"Flux-balance formulae" for extreme mass-ratio inspirals

TL;DR

This paper presents a new Hamiltonian-based derivation of flux-balance formulae for extreme mass-ratio inspirals, extending applicability to resonant orbits and simplifying previous methods, aiding gravitational-wave modeling.

Contribution

A novel Hamiltonian derivation of flux formulae that includes resonant orbits and simplifies analysis of self-forced motion in Kerr spacetime.

Findings

Derivation applicable to resonant and non-resonant orbits.

Simpler Hamiltonian approach using action-angle variables.

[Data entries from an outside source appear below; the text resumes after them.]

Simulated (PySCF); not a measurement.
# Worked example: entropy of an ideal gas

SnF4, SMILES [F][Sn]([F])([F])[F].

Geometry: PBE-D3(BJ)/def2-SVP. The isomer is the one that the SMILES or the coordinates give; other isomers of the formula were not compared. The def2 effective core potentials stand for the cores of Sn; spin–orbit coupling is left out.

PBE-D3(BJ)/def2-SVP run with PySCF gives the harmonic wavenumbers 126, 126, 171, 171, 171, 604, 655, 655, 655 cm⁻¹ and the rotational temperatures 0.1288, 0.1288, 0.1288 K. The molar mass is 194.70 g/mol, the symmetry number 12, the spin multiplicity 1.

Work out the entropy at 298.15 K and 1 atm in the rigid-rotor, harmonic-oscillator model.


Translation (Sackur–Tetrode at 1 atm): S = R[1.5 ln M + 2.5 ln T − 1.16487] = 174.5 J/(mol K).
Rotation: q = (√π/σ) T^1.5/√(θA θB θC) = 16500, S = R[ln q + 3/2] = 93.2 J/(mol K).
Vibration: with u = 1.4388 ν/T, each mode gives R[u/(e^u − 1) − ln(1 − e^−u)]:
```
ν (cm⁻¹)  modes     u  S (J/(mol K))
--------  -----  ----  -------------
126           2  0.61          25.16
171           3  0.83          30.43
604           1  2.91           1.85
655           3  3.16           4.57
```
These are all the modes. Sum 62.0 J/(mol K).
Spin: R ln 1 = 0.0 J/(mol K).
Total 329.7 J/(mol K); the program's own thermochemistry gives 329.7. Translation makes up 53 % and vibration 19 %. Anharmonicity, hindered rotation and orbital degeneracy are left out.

Compatible with existing flux computation codes.

Abstract

The "flux-balance formulae" that determine the averaged evolution of energy, azimuthal angular momentum, and Carter constant in terms of the averaged asymptotic gravitational-wave fluxes for inspirals of small bodies into Kerr black holes were first derived about 15 years ago. However, this derivation is restricted to the case that the background Kerr geodesics are non-resonant (i.e., the radial and angular motions are always incommensurate), and excludes the resonant case that can be important for the radiative dynamics of extreme mass-ratio inspirals. We give here a new derivation of the flux formulae based on Hamiltonian dynamics of a self-forced particle motion, which is a valuable tool for analyzing self-force effects on generic (eccentric, inclined) bound orbits in the Kerr spacetime. This Hamiltonian derivation using action-angle variables is much simpler than the previous one, applies to resonant inspirals without any complication, and can be straightforwardly implemented by using analytical/numerical Teukolsky-based flux codes.